# My Cypris in 2019 (2018)



## GuRu (May 19, 2019)

Today I took some photos of my Cyps outside. It was before the thunderstorm which we have here at the moment. This year the hybrids are doing still well but the C. reginaes are just a shadow of themselfs. Therefore I blame the hot and dry summer last year.
A no name hybrid in my rockery which grows very well.






Another no name hybrid which is growing very well and the clump gets bigger year by year:





Cypripedium x ventricosum:





And I'm honest I missed the right moment to take a photo of my Cyp. calceolus so I use the photo of last year.





Last but no least my Pleione limprichtii which I grow in my rockery almost in full sun for now more than 10 years.


----------



## monocotman (May 19, 2019)

Very nice!
David


----------



## Ozpaph (May 26, 2019)

what a lovely garden


----------



## KyushuCalanthe (May 26, 2019)

Fantastically grown plants! I love the calceolus in particular, but that first unnamed clump is stunning. I could sit there for hours looking at it.


----------



## NYEric (Jun 24, 2019)

Very nice. Thanks for sharing.


----------



## abax (Jun 24, 2019)

Beautifully grown plants and the color of the
no name plants is stunning. May I ask what the
soil is like in the growing area?


----------



## GuRu (Jul 16, 2019)

abax said:


> .... May I ask what the soil is like in the growing area?

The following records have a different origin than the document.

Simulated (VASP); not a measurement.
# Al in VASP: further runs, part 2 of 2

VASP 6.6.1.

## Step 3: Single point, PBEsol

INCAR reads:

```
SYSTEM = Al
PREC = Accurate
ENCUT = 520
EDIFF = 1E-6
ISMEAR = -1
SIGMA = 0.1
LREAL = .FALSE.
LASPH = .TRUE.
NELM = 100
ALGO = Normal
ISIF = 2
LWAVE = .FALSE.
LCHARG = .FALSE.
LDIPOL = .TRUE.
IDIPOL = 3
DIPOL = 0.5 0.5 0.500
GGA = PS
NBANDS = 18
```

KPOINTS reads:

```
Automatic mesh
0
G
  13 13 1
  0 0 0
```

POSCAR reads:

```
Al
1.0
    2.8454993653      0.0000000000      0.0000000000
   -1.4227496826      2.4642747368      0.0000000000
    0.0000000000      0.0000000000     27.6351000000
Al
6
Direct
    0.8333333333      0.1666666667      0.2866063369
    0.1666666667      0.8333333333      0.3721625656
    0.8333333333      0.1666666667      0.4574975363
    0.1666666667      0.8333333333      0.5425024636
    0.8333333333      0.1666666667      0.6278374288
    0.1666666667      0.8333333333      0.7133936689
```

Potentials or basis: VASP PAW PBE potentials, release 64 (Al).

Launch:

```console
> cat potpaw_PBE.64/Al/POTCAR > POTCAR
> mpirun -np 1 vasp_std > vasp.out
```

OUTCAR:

Sorry for the belated response, but I have not enough time for the forum in these days. I use a mixture or garden soil, humus, sharp sand, Seramis and expanded clay balls (complete and split)
and I leave the potting medium at the rooot when I'm replanting. But don't ask me for the mix ratio because I mix it by feeling and in the end it differs alway slightly.


----------